Sauces Get Hot
Despite a troubled economy, the U.S. market for sauces remains bullish, as Americans find room for hot (and other) sauces.
The market for sauces in the U.S. has become notably more heated in recent years, both in terms of sales and flavor. Sales, courtesy of a troubled economy that has seen consumers increasingly turn to cooking at home as opposed to dining out, have therefore surged in supermarkets and groceries.
In terms of flavor, manufacturers are capitalizing on Americans’ diversifying palates. Some would even contend aging consumers are demanding hotter and hotter flavors to provide the “kick” they have come to expect.
Regardless, Americans as a whole are finding room for hot sauce on a regular basis, to the point that hot sauce production is among the 10 fastest-growing industries in the U.S., according to a report from IBISWorld, an industry and market research organization. The firm has compiled a list of the 10 industries it expects to outpace the rest of the U.S. economy through 2017. Hot sauces placed at number seven, amid social network game development and “green” sustainable building production.

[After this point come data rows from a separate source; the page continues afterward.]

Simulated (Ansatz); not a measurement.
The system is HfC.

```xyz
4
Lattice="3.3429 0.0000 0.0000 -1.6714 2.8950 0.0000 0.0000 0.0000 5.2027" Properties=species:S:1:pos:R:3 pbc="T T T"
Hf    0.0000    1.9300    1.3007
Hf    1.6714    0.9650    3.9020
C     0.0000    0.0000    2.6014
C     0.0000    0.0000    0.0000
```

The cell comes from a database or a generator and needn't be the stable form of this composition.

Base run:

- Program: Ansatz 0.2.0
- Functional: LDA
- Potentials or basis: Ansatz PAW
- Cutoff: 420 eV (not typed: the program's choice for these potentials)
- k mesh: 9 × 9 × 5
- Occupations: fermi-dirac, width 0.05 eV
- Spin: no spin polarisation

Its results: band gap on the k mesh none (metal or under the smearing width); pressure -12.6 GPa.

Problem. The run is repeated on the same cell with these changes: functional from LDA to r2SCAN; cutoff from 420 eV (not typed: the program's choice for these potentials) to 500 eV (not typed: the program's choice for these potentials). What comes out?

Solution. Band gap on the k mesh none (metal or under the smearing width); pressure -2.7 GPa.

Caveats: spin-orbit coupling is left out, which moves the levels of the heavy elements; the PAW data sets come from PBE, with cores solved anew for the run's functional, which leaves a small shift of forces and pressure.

The firm predicts hot sauce production in the U.S. will reach $1.3 billion annually by 2017, and this is a segment that has seen strong year-on-year growth for a decade. In fact, the hot sauce segment has enjoyed annual revenue growth of 9.3% a year for the past 10 years, driven, contends IBISWorld, by demographic consumption trends, immigration and international demand from Canada, the UK and Japan.
“Demand from supermarkets and grocery stores has reflected the change in consumer taste, and food retailers are dedicating more shelf-space to ethnic cuisines,” the report said. “Ethnic supermarkets —also growing rapidly—more prominently offer a variety of hot sauces than more traditional sauces.”
Despite the, ahem, hot nature of the category, IBISWorld does believe hot sauce’s rapid growth will slow over the next five years, but it should still grow at an average annual rate of 4.1%.